The ATO says Australians now owe more than ever.

Debt owed by Australians has hit a record level of $45 billion, and tax commissioner Chris Jordan says that number will only continue to grow if the tax office does not move to collect money it feels it is owed by taxpayers.

The $45 billion figure includes debts owed across all taxpayer categories - collectible debt, insolvency debt and debt subject to objection or appeal.

Collectable debt — debt owed by individuals, businesses and super funds — is at $26.6 billion, up from almost $24 billion in 2017-18.

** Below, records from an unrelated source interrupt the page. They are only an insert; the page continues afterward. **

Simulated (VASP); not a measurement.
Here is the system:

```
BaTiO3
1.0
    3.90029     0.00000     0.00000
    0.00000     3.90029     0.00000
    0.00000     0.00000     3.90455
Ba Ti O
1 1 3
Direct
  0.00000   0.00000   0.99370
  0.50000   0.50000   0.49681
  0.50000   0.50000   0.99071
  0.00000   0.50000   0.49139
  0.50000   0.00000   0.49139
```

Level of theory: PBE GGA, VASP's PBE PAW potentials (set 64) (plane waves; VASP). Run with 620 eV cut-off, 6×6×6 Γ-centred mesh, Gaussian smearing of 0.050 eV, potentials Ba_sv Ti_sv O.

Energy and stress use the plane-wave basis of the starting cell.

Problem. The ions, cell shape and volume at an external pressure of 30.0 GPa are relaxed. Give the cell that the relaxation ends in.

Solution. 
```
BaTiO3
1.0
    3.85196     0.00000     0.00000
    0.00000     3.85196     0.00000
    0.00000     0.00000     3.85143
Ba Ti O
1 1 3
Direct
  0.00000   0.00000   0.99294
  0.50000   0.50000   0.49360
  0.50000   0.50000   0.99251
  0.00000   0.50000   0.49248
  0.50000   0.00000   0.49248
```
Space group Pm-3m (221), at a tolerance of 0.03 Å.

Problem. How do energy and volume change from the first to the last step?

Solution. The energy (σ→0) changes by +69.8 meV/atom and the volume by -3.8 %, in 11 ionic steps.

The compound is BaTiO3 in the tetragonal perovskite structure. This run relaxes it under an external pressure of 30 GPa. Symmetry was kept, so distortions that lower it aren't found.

Within that figure, the majority of collectable debt is owed by small business, about $16.5 billion worth.

The total amount for “insolvency debt” was $7.5 billion, while debt “subject to objection or appeal” reached $11.3 billion.

The ATO said $1.4 billion of debt was “uneconomical to pursue” last financial year, while $2.8 billion was “irrecoverable at law”.

The ATO's Tax Avoidance Taskforce, which hunts large corporates and multinationals, raised $1.9 billion in liabilities and $1.1 billion in cash collections.

The ATO says it still has some cases it is settling with large companies that disputed tax bills, rather than fight it out in court.

It has 254 settlement cases, which were originally over a total of $232 million worth of tax bills, but in the end settled on $124 million.

The agency's total legal expenditure for 2018-19 increased by $6.4 million (7 per cent) compared to the previous year.